Turns out Parker's poetry really speaks to me. I have no idea what that means as far as style or subgenre. Poetry for me is like the most art-like of literary categories, I have no idea how poetry is subjectively judged, I can't write it, and I just know in my innards when I like it. This is such a collection.
Parker himself bills the collection in the best way, as "a collection of poetry, prose, and aphorisms that juxtaposes the hopefulness a brand new day can bring with the lingering thoughts that often keep us up into the late-night hours. A lot can happen between the first sip of coffee and the last taste of whiskey, and this book takes a look at the way a single day can change our outlook on everything from relationships with others, to our relationships with ourselves, and everything in between. Ultimately, coffee days whiskey nights illustrates that no matter how hopeless we may feel at the end of the day, a new one is only a few hours away."

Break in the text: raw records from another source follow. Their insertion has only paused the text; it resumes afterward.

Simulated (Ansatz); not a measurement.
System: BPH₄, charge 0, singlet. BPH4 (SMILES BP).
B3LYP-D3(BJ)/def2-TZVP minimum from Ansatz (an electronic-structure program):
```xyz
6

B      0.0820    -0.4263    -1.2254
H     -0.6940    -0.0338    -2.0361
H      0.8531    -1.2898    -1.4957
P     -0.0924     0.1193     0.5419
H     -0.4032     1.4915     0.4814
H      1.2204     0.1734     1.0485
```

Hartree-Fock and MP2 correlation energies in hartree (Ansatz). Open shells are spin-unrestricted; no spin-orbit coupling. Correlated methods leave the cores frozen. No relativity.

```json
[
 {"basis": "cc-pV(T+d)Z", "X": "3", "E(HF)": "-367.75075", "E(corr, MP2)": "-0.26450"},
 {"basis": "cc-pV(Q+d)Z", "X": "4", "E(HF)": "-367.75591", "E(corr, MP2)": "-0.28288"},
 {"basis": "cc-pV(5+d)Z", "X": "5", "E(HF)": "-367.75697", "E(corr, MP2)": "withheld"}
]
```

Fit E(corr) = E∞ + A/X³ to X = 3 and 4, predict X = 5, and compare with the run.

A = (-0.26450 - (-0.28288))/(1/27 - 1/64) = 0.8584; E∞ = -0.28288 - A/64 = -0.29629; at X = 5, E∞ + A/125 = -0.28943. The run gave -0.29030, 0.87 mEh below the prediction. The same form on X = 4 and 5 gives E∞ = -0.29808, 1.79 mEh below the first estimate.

The pieces speak on a variety of personal subjects--friendship, fitting in, control, eating disorders, gender dysphoria and the like. I enjoyed the clear precision of Parker's prose. I didn't have to guess or struggle to find meaning in his phrasing, it was all right there smacking me in the face. Maybe it's recognition that brings clarity from poetry, I don't know, but it's one of the reasons I love searching for a new collection that resonates. I'm not sure if connecting with this set means I do find hope at the beginning of the day or am used to feeling the lack of it at the end, but I always find hope in words strung together the way Parker lays them down. I highly recommend this collection and to give you a brief taste I've cited to some of my favorite lines below.
i’ve let some into my life, my home, whose words taste of cotton candy in the daylight, but drip like venom under cover of night.
my entire existence is a contradiction of itself. i hate leaving the house but i love to travel. i spend my day counting calories to counteract my need to consume until there’s nothing left. i was born into skin that i want nothing more than to tear off and reshape into something new. i crave companionship but never feel compelled to reach out to those i care about. i am a hopeless romantic but i have an inability to express love in a way that makes people feel loved. i make jokes about dying, when all i want to do is feel alive.
i think about all the parts of me i changed for others and wonder just who it is i’d be if i had just stayed true to myself.
no matter the size of my clothes, no matter how well they fit, my body is the most uncomfortable thing i wear.
i try to make myself as small as possible, to leave a footprint that is faint, to become invisible without actually disappearing. this body has never really felt like it belonged, so i won’t let it take up any more space than it already does.This is a nifty and thoughtful collection that I highly recommend and I'll no doubt be on the lookout for more of Parker's work. This is one for the expanding poetry portion of the physical shelf.